The manual analysis to create the ground truth for answering RQ1 and RQ4 poses another threat to internal validity. We mitigated it by asking also an independent developer to perform the manual analysis. Each discrepancy then has been discussed with all participants until a consensus was reached.

Java does not permit to directly allocate or free memory. This could introduce a threat to the validity of the results of RQ5. We mitigated this threat by calling the Garbage Collector (GC) before applying our approach to remove the extra memory allocated by the JVM. Since the call to the GC is async, we poll the method call until it is eventually invoked by the JVM. We have used the APIs offered by the ManagementFactory class to monitor when the release of the spurious memory is indeed executed.

External Validity

Threats to external validity concern the generalization of the results to other software projects. We mitigated this threat by choosing 20 open source Java projects that differ in size and domains to improve the generalization of our results. We also implemented our approach in a prototype tool that is publicly available online and can be applied to other Java projects to extend our studies. Furthermore, our formal time semantics can be adapted to other programming languages, such as C#, that use a semantics of time simil ar to Java.
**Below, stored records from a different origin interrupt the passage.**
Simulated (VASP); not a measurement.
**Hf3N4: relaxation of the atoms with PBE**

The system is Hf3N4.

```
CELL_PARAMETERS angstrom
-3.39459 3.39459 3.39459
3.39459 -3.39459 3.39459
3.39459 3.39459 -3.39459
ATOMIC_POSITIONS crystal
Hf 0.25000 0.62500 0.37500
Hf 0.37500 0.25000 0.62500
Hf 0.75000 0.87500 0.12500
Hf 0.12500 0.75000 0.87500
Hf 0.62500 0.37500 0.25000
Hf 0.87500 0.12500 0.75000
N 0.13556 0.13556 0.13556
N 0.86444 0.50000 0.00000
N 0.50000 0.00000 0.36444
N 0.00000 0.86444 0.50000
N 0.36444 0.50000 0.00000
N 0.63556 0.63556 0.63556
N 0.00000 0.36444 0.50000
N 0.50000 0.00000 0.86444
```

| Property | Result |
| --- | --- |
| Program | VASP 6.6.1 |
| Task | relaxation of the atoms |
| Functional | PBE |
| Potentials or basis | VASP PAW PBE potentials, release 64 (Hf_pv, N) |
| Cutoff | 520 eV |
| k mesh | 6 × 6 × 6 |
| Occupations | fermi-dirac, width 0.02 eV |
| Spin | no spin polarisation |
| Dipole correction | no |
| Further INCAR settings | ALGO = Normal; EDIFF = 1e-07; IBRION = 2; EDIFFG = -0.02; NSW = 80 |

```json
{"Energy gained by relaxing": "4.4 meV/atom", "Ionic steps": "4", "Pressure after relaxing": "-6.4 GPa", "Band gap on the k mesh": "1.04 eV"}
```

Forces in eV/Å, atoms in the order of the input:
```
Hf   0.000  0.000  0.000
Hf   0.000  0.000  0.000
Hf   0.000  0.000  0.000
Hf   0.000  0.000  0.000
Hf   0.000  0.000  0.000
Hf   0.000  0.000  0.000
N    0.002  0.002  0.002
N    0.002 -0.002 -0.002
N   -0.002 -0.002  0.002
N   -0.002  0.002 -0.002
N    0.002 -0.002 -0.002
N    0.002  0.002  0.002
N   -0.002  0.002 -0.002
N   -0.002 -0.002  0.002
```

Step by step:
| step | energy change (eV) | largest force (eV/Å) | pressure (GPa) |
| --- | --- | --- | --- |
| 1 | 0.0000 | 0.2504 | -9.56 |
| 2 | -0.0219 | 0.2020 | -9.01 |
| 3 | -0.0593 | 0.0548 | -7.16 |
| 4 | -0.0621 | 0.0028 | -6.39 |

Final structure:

Furthermore, in RQ2 we relied on Daikon to extract invariants that identify pure methods w.r.t. time. We configured Daikon to monitor the execution of the tests provided with the projects. Its results heavily depend on the characteristics of the test suite and, therefore, they might not be representative for every possible input value of the tested methods. However, tests cover how a specific piece of code should be executed and the results extracted by Daikon can be considered representative use cases for the method under analysis. Further studies are required to additionally verify this generalization, complementing Daikon with static approaches and with automatic unit test generators, e.g., Randoop (Pacheco and Ernst 2005), to execute the method with additional input.

7 Related Work

One of the main contributions of this paper is our time semantics that we have used to determine which Java statements are time related. In the domain of semantics for the Java programming language, Bogdanas and Roşu (2015) present a formal semantics for Java version 1.4 based on their \(\mathbb {K}\)-Framework (Roşu and Serbȧnutȧ 2010). They formalize the language syntax and how the Java Virtual Machine (JVM) interprets the bytecode. Similarly, the Real-Time for Java Expert Group (Bollella and Gosling 2000) provide a specification, called RTSJ, that enforces a specific semantics for the Java Virtual Machine and introduces a new set of APIs. They specify how the JVM should interpret specific classes to enable the creation, verification, analysis, execution, and management of Java threads for real time programs. However, their focus is on the scheduling of threads for reaching a real-time execution and not on verifying the time-related functionality implemented in a program.

The second contribution of this paper is an approach to extract timed automata from source code. There are existing works that translate source code to timed automata. Cicirelli et al. (2013) present a library for UPPAAL that is able to reproduce the semantics of major Java concurrent and synchronization mechanisms.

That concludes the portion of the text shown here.